Getting Started

A parser reads text to discover structure and meaning. For example, a C language parser can read a C program and understand in a real sense everything that the program has to say.

Contrast this to a pattern matcher, such as regular-expression matching, which can find fragments of a program useful in editing but can't keep track of enough context to make sense of a whole program.

Exploratory parsing lets you divide string matches into those you expect and others. See this example developed step by step. post

We often use the unix grep utility to look through large files. By applying a regular-expression match to each line, grep is able to report just the lines of interest.

When we allow ourselves to grep repeatedly, driven by our curiosity, responding to each answer grep provides with another question, when we do this we are exploring. The internet is full of text that defies understanding in any sense with simple pattern matching. In response AboutUs built an environment for exploring the internet interactively, using parsers constructed on a whim, returning matches in within the context described by the explorer.

Get the Exploratory Parser

We've been using a tool made out of two parts, both of them available to other programmers under AboutUs on GitHub. One is our fork of Ian Piumarta's peg/leg parser generator. The other is our parsing experiment management system.

The parser generator is written in C and could be rough going for programmers who haven't studied compilers at some point in their lives. We've only modified peg/leg as we found our unusual approach to parsing was not anticipated by Ian. Ian provides documentation on his website.

The experiment manager is a web application written in Ruby to run under Mac or Unix. We run it on our laptops and in Amazon's EC2 cloud. We've described how we install it in our GitHub ReadMe. Your Mileage May Vary.

Thinking Different

We think we've opened up a whole new way to use technology. This can happen when one takes some assumed requirement and reverse it.

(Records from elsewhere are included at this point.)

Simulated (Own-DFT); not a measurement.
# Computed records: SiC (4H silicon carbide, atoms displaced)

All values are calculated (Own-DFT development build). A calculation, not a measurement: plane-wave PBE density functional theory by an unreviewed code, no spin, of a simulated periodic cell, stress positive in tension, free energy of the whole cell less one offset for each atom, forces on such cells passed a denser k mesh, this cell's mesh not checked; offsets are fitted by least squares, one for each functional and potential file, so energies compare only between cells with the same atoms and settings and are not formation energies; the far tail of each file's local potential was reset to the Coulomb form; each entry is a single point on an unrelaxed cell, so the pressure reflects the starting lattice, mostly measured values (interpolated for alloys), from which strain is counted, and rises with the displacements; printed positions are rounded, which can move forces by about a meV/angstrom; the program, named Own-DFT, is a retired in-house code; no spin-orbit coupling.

Parser generators have traditionally been used to describe exactly what should be written and anything else is a "syntax error". Wiki allows writers to write what they think makes sense.

With exploratory parsing we now have a way for the parser writer to discover what has been written after the fact. This inversion of control mirrors the original thinking behind wiki.

Let those who know write as they see fit. Trust people to be regular enough to create lasting value. Use the power of our modern computers and networks to organize that value.